It is difficult to recognize the original aspects of the Constitution that the Framers would have wanted to adapt to changing circumstances and those that they would have wanted to be left unchanged; and supposing the interpreter is able to select the relevant circumstances, would regard the principles that the founding fathers would have carried out in the light of change. The hypothesis of treating all circumstances that have changed over time as relevant variables would mean to adapt the Framers’ thought to our own – it would be easier to question the tools for resolving problems rather than using forms of transposition; without underestimating the fact that it is an arbitrary, discretional and dangerous line of reasoning to consider some circumstances variable and other constant. On the one hand the Constitution represents a document to aspire to for the optimal fulfilment of its clauses; on the other hand, on a more solid level, its continuous implementation is fundamental for the evaluation of its function in the social context, since the Constitution is above all a tool for justice and general welfare. If we wish to reconcile these two different ways of being constitutionally faithful and preserve the idea of the American people as a constituent power, fidelity and constitutional aspirations would require the analysis and balance of the imperfections and errors of American society (reflected in the constitutional text), as well as an interpretation of the provisions which over time have hindered the accomplishment of the ultimate aims of the Constitution. Constitutional failure is therefore a complex and often neglected hypothesis of constitutional theory, whose solution depends on how a theoretical construction can satisfy the objectives stated: constitutional failure is the inadequacy of the constitutional tools.

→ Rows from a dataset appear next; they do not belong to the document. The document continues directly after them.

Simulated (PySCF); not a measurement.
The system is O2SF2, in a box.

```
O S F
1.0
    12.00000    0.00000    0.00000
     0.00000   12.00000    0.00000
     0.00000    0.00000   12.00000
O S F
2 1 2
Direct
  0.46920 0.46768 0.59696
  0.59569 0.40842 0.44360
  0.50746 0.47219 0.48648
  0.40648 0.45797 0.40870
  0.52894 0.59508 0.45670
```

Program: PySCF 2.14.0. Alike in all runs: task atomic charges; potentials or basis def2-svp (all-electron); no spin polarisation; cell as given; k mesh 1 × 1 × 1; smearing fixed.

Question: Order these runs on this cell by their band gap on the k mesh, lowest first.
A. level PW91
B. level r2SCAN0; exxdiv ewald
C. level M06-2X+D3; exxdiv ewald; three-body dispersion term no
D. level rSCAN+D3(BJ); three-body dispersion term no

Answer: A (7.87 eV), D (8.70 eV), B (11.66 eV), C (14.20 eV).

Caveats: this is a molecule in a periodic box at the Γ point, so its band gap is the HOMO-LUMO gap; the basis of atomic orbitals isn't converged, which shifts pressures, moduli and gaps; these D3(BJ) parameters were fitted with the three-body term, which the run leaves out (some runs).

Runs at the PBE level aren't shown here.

The aspiration to be faithful to the Constitution is unrealistic if one acts in the hope of pursuing definite success, if one compares it with epochal tragedies; such an aspiration must compare itself with the condition of a Constitution which merits fidelity and which requires humility of the faithful interpreter. An aspiration that it is not of the entire American people, that it is not an unquestionable precondition, especially if we ask ourselves why African Americans should be faithful to a Constitution containing clauses which caused them to be treated as inferior human beings, reduced to slavery. Fidelity in this sense is not merely an act of devotion to the constitutional document but achieves its true realization in the moment in which the Constitution is interpreted in such a way as to include African Americans as citizens with the same rights and duties as the white population. An act of faith, therefore, determined by the faith in the power of self-determination of oppressed people to be free (according to the well-known formula of the civil rights movement “we shall overcome”).20

  1. Constitutional Revision and the Fundamental Core of the Constitution

Writing and reading the Constitution gives an awareness of the history of a state and its fundamental principles, (among which even political and legal conflicts represent an achievement), the structure and function of the text, and the institutions which apply the rules. The theme of revision of the Constitution is a central point in the analysis of the text and its relationship with time. Iit is linked to a question of legitimacy and effectiveness of the regulations, given that it represents the process of written rules; it is also linked to the recognition of the authority of “pouvoir constituant” on which the whole legitimacy of the Constitution is based.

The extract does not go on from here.